Running a small business in Australia is a challenging affair. In addition to the daily challenges of running a business and trying to make it profitable, there are a myriad of other things to keep on top of. From superannuation for your staff, to arranging insurance and organising suppliers…especially if you’ve just started a new business, it can all seem overwhelming.
In the midst of all this work (and let’s face it…excitement too) it’s always a temptation to let the taxes take care of themselves; after all, when you’re a budding new business and are still working towards profitability, surely you don’t have any taxes to pay…you have to make a profit before tax is an issue, right?
Actually, no. And this is a trap that many new businesses fall into; to assume that because your bank balance is about the same each month, that you are breaking even and shouldn’t have any tax to pay. It’s wrong to assume this.

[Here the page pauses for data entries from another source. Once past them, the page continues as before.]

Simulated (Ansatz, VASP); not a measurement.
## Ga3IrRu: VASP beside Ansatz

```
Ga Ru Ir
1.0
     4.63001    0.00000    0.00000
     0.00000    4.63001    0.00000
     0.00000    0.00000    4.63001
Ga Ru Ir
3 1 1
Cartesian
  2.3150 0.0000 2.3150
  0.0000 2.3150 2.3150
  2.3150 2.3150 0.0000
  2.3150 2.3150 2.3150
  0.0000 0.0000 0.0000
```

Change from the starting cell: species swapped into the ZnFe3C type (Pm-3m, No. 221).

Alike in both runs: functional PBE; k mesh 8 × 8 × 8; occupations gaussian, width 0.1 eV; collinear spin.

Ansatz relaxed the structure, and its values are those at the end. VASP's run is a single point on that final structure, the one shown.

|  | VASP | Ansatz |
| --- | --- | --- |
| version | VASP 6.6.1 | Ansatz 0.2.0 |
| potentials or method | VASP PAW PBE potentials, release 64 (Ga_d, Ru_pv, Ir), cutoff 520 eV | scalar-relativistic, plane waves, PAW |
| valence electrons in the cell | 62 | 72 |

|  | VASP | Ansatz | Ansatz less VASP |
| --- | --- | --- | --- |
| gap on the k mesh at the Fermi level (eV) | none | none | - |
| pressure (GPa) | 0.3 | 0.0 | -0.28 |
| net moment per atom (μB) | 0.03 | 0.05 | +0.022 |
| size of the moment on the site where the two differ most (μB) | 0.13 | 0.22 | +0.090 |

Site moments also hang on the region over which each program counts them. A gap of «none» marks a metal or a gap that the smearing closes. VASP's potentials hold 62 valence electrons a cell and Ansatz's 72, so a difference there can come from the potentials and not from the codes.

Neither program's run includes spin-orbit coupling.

It’s actually quite common to make a loss, but still have a lot of GST to pay; this is especially the case in the food business, where the majority of your expenses are fresh food and wages (neither of which give you a GST credit). And along with GST, employee PAYG is payable to the ATO, too.
That’s why it’s vitally important for new businesses to keep on top of their accounting. When you’ve just started a business, falling a few quarters behind on your GST might seem trivial, but it may hide a very nasty surprise and a big bill from the ATO when you do finally catch up.